Official spin led by Vajpayee cannot conceal that this is the first time ever that India, in a signed document, has used the legal word, ‘recognise’, to flatly accept the Chinese-named Tibet Autonomous Region (TAR) as part of China. It was a dream gift for President Hu Jintao, who made his mark in the Chinese Communist Party as Tibet’s martial law administrator. But for the way he used force since 1989 to suppress Tibetans, brutalising nuns as young as 12, Hu could not have been chosen as Jiang Zemin’s successor.

Sadly, Vajpayee’s objective to showcase his visit as a success took priority over his responsibility to advance India’s long-term interests. But he is not the first PM to be guided by such a narrow vision. Rajiv Gandhi was similarly motivated when he visited Beijing in 1988 in the shadow of a Chinese ultimatum in the eastern sector after the border trouble over Sumdurong Chu.

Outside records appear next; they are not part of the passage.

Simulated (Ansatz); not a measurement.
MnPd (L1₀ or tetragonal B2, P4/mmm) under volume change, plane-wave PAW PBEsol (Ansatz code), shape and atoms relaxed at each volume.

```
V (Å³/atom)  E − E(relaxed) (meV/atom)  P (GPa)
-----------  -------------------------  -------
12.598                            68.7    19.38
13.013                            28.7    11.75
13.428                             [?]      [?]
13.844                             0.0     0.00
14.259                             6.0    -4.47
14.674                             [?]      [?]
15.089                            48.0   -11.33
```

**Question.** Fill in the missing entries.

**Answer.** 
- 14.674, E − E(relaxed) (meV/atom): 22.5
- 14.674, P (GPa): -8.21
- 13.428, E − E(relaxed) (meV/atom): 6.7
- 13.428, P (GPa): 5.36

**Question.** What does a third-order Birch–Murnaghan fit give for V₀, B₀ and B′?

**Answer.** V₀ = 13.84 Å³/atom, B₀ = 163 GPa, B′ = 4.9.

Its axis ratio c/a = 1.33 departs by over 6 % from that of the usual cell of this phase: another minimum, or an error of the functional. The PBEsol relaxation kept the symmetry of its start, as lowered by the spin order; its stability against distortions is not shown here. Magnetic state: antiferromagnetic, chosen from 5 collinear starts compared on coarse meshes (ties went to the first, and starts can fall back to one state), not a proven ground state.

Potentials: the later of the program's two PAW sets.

To secure an empty ‘Declaration of Principles’ and a Chinese-dictated Sikkim-Tibet trade accord, Vajpayee made one-sided concessions and returned home only with Chinese assurances, including on Sikkim, learning neither from Indira Gandhi’s 1972 mistake in believing Z.A. Bhutto’s word at Simla nor from China’s glaring record in continuing hostile actions in the nearly quarter-century India has been discussing peace and friendship with it. Vajpayee knows that if the Chinese break their word as they did after Rajiv Gandhi’s visit, when they began supplying missiles to Pakistan and opening a new flank via Myanmar, he would not be held to account in a country where the public memory is extraordinarily short and the debate revolves round generalities and catchy slogans.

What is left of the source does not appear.